The History of the Blume Center
The destruction caused by the 1906 San Francisco earthquake marked the beginning of a long and rich history of research and innovation in engineering, seismology and geology at Stanford University. Most of the Stanford campus buildings were constructed of unreinforced masonry and were concentrated within a central quadrangle. Several buildings on campus were destroyed or severely damaged during the quake, including the newly built gymnasium, the library and museum, and Memorial Church. Colored mosaic tiles from the Memorial Church were later found several hundred meters from the collapsed structure.

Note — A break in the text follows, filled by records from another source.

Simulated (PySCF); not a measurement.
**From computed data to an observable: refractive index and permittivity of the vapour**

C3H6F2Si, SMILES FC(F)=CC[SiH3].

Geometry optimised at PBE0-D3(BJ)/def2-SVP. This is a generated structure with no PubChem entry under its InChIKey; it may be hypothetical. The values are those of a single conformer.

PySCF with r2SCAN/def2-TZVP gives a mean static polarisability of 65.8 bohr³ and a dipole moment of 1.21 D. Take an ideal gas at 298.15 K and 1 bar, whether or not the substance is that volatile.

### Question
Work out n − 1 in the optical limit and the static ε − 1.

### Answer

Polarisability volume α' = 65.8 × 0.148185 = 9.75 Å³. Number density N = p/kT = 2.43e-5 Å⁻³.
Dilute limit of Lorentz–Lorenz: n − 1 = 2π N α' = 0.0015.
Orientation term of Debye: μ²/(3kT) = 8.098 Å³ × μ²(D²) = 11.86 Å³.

Following that catastrophic event, Professor William Rogers developed the first instrument to experimentally investigate soil effects during earthquakes. Through the 1930s research continued, laying the foundation for many current analytical and design approaches, particularly through the work of Professor Bailey Willis following the 1925 Santa Barbara Earthquake, the same earthquake that inspired a young John Blume to enter the field of Earthquake Engineering.
In 1934 Professor Lydik Jacobsen and his student, John Blume, developed the first field instrument for strong shaking of structures and investigated the performance of several buildings. They created one of the earliest multi-dimensional building models and studied its performance on a shaking table. During the 1940s an impact table for simulating earthquake ground motions was used to study the mechanical performance of large shear walls, masonry structures, frames and other structural elements. These experiments were important for understanding building vibrations and the implications of dynamic performance on static design.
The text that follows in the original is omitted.